To join Mike’s “what’s the thing” series: consider the rise of ephemeral art:
Repairing and restoring contemporary art can pose novel problems. One example is the 1991 installation piece by Damien Hirst “The Physical Impossibility of Death in the Mind of Someone Living,” a 14-foot tiger shark suspended in a tank of formaldehyde that is considered the seminal work of the Young British Artists movement. Purchased in 2005 by hedge-fund billionaire Steven A. Cohen of Greenwich, Conn., from the collection of British advertising tycoon Charles Saatchi for a reported $8 million, the dead shark was rotting from the inside out, causing it to take on a withered appearance and clouding the fluid in the tank. Last year, Mr. Hirst replaced the original shark with another one at his workshop in England . . . [The piece] hasn’t been regarded as damaged or diminished in value, though the issue is open to question among art historians.
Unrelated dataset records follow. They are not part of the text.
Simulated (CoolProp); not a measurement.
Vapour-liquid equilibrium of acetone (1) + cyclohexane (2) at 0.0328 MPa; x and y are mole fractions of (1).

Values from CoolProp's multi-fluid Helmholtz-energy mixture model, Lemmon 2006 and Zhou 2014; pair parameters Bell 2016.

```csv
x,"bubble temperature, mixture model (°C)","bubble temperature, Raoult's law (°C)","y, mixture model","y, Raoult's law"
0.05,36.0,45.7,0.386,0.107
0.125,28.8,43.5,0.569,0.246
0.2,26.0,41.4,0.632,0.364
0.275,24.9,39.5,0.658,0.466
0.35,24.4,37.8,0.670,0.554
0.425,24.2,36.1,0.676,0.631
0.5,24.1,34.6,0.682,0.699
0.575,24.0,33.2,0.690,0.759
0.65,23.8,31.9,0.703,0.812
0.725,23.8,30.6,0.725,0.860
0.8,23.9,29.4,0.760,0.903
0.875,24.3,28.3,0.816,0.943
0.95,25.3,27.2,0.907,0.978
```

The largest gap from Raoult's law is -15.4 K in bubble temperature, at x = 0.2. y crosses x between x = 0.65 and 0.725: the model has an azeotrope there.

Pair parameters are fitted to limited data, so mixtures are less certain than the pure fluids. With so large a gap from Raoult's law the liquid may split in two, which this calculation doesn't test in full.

If artworks become like Neurath’s Boat, we might expect all manner of contractual specs to accompany purchases. The really big ticket items will require some assurance from an artist(‘s estate) that authorized maintenance will occur throughout the life of the work. Perhaps the real owner of the work will be the person who has the maintenance agreement. And we can expect the rise of more “young punk capitalists” whose popularity may well rise with the very ephemerality of their work (the better to conspicuously consume with!):
At first, Koh and Peres made the mistake of selling the work without detailing its fragility. “In our rush, our naïveté, it seemed clear that this work was going to change—I mean, it was made of ashes and chocolate. And collectors would later come and say, ‘This broke, can you fix it?’ ” Peres recalls. “Now, no work of Terence leaves my gallery without a release, because his materials are quite unusual.
Of course, NYM tries to recast this as purism:
In one sense, this material instability functions as a collector purity test. Because while Koh’s rocketing market invites speculation, only a fool buys perishable work for investment purposes.
My prediction: the “fools” who get maintenance agreements will be the real winners, because they’ll have established a lifelong “relationship” with the artist.